You are viewing a plain text version of this content. The canonical link for it is here.
Posted to issues@spark.apache.org by "Davies Liu (JIRA)" <ji...@apache.org> on 2016/04/28 00:30:13 UTC
[jira] [Commented] (SPARK-13837) SQL Context function to_date()
returns wrong date
[ https://issues.apache.org/jira/browse/SPARK-13837?page=com.atlassian.jira.plugin.system.issuetabpanels:comment-tabpanel&focusedCommentId=15261084#comment-15261084 ]
Davies Liu commented on SPARK-13837:
------------------------------------
@Amaud Caruso I'm in the same time zone as you , but can't reproduce you issue in both 1.6 branch and master.
{code}
>>> import datetime
>>> data = [[datetime.datetime(2015, 2, 20, 0, 0, 2)],[datetime.datetime(2015, 10, 9, 0, 0, 2)]]
>>> rddData = sc.parallelize(data)
fields=[StructField('timestamp', TimestampType(), True)]
schema=StructType(fields)
data_table=sqlCtx.createDataFrame(data,schema)
sqlCtx.registerDataFrameAsTable(data_table,"data")
query="SELECT timestamp, TO_DATE(timestamp) FROM data "
df=sqlCtx.sql(query)
df.collect()
>>> fields=[StructField('timestamp', TimestampType(), True)]
>>> schema=StructType(fields)
>>> data_table=sqlCtx.createDataFrame(data,schema)
>>> sqlCtx.registerDataFrameAsTable(data_table,"data")

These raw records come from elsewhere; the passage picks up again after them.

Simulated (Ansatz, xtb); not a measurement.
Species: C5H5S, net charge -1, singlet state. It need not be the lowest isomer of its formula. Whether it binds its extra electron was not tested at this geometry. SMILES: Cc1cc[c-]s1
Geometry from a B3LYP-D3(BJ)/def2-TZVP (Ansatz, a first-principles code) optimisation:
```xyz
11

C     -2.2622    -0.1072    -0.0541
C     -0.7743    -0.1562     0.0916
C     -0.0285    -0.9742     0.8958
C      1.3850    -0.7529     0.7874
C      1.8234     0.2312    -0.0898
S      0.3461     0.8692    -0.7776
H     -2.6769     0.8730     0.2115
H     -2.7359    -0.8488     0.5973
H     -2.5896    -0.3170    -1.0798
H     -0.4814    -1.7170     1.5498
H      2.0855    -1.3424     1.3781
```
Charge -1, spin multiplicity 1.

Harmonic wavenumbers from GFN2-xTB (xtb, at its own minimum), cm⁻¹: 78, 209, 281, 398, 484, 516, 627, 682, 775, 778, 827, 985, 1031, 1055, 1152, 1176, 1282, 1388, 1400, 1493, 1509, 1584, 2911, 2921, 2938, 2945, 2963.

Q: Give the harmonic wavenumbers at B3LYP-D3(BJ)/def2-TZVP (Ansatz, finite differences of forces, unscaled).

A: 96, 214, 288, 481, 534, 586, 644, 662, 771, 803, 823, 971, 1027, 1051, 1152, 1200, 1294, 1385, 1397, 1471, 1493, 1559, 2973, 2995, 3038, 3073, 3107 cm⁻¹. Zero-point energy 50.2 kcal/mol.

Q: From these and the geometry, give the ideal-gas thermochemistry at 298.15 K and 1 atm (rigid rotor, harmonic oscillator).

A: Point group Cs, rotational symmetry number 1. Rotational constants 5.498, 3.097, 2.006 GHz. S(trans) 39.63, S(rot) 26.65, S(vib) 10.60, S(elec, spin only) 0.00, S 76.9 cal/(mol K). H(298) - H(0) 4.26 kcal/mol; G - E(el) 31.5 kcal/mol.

>>> query="SELECT timestamp, TO_DATE(timestamp) FROM data "
>>> df=sqlCtx.sql(query)
>>> df.collect()
[Row(timestamp=datetime.datetime(2015, 2, 20, 0, 0, 2), to_date(CAST(timestamp AS DATE))=datetime.date(2015, 2, 20)), Row(timestamp=datetime.datetime(2015, 10, 9, 0, 0, 2), to_date(CAST(timestamp AS DATE))=datetime.date(2015, 10, 9))]
{code}
> SQL Context function to_date() returns wrong date
> -------------------------------------------------
>
> Key: SPARK-13837
> URL: https://issues.apache.org/jira/browse/SPARK-13837
> Project: Spark
> Issue Type: Bug
> Components: SQL
> Affects Versions: 1.5.1
> Environment: Python version:
> 2.7.6 (default, Mar 22 2014, 22:59:56)
> [GCC 4.8.2]
> System timezone:
> PDT
> Reporter: Arnaud Caruso
> Fix For: 2.0.0
>
>
> When using the SQL Context function to_date on a timestamp, it sometimes returns the wrong date.
> Here's how to reproduce the bug in Python:
> data = [[datetime.datetime(2015, 2, 20, 0, 0, 2)],[datetime.datetime(2015, 10, 9, 0, 0, 2)]]
> rddData = sc.parallelize(data)
> fields=[StructField('timestamp', TimestampType(), True)]
> schema=StructType(fields)
> data_table=sqlCtx.createDataFrame(data,schema)
> sqlCtx.registerDataFrameAsTable(data_table,"data")
> query="SELECT timestamp, TO_DATE(timestamp) FROM data "
> df=sqlCtx.sql(query)
> df.collect()
> Here are the results I get:
> [Row(timestamp=datetime.datetime(2015, 2, 20, 0, 0, 2), _c1=datetime.date(2015, 2, 20)),
> Row(timestamp=datetime.datetime(2015, 10, 9, 0, 0, 2), _c1=datetime.date(2015, 10, 8))]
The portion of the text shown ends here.